When Rachel enters and tells them about the light, Edward detains her with a disquisition about the impossibility of the tower room being lighted while Judith scurries off and goes upstairs. After a while, Edward takes Rachel back to the terrace and shows her that the room is dark. He asserts that it was also dark when she looked at it earlier, and it has been dark for over a hundred years.

Longtime viewers will recognize this scene. In March 1968, Dark Shadows was set in 1796, and Barnabas had just become what he is again now, a vampire. Barnabas’ father, haughty overlord Joshua, confined him to the tower room while he tried to find a way to free his son of his curse. Barnabas’ mother Naomi saw lights in the tower room, as did his second cousin Millicent. When Naomi told Joshua about the lights, he pretended not to see them, and when Millicent told her husband Nathan she had seen the lights, he, for his own reasons, also pretended not to see them. Those pretenses led each woman to go to the room, resulting in madness for Millicent and suicide for Naomi. Quentin tells Rachel that the tower room has been closed since 1796 because “a woman killed herself” there; that is an explicit reference to Naomi.

Like Edward and Judith, Joshua and Naomi were played by Louis Edmonds and Joan Bennett. It is a sign of how much more dynamic the 1897 section is than the 1790s section that Judith is an active participant in whatever scheme is going on, not simply a helpless person who stumbles upon a terrible secret and promptly kills herself.

Episode 705: Mrs Collins no longer exists

Three of the residents of the great house of Collinwood in the year 1897 are spinster Judith Collins, her brother, libertine Quentin Collins, and their grandmother, nonagenarian Edith Collins. At the opening of today’s episode, Judith walks in on Quentin strangling Edith in her bed. She tells him to stop it and leave the room. He complies, with a sulk. Edith shakes off her annoyance with Quentin, and she and Judith have a conversation about various matters.

One of Dark Shadows’ signature relationships is that between Bossy Big Sister and Bratty Little Brother. However serious the misconduct Bratty Little Brother commits in his disobedience to Bossy Big Sister, in the end she will cover it up and protect him from its consequences. Nothing at all will happen to Quentin as a result of his attempt on his grandmother’s life; Judith will just continue disapproving of him, as she has always done. Later in the episode, Quentin will remark to his recently arrived and quite mysterious distant cousin Barnabas Collins that Judith “gets carried away by delusions of authority. The fact is, she has no authority whatsoever.” Judith overhears this and objects to it, but Quentin’s presence in the house suffices to prove that her manner is not an expression of authority, but simply childlike role-playing.

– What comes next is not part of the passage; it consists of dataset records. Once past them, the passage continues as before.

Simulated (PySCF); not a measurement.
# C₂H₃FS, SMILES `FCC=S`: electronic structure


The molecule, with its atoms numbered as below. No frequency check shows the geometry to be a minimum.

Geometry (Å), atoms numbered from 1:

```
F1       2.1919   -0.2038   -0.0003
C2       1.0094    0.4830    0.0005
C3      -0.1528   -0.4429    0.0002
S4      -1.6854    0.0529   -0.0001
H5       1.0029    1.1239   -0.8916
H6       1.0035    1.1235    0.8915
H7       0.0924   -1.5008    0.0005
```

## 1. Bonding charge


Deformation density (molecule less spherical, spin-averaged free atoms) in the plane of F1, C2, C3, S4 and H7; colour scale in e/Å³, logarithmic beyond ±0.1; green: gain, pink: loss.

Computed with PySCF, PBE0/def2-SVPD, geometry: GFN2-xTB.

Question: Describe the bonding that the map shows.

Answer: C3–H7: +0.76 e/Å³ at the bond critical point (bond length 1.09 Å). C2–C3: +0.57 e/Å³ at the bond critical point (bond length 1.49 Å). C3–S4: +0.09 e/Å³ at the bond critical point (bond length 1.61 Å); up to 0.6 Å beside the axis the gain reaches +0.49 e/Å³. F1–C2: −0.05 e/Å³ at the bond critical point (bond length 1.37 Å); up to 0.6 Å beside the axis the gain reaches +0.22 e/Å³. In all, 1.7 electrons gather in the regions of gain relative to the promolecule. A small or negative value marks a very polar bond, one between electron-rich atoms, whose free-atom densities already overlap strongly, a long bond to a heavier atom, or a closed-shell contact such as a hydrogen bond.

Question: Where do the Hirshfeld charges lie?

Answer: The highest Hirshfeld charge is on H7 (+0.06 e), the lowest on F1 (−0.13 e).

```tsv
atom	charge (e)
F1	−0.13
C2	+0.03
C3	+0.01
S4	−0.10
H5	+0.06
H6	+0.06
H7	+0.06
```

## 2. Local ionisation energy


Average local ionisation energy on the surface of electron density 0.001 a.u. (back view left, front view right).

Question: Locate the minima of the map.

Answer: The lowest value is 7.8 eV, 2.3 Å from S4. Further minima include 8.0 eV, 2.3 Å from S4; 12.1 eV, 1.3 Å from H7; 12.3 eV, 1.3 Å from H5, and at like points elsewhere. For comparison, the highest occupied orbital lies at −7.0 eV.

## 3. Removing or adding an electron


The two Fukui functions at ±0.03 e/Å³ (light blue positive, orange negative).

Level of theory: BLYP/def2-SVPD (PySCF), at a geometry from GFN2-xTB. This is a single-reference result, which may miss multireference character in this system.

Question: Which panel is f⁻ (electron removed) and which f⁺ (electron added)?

Quentin’s motive for his attack on dear old grand-mama was his demand that she tell him the family’s “secret.” Edith has declared that she will pass this secret on only to Edward, who is Judith and Quentin’s eldest sibling. Edward is away, and Edith is terribly afraid she will die before he returns. After Judith shoos Quentin out of Edith’s room, she herself tries to wheedle Edith into telling her the secret. Edith tells Judith she is better off not knowing, but Judith does not seem to be convinced. Quentin has said in so many words that his only desire is to take control of the family’s wealth, and Judith is focused on preventing him from doing that. So we can assume that their frantic eagerness to learn the secret is rooted in the belief that the person who knows it will inherit the estate from Edith.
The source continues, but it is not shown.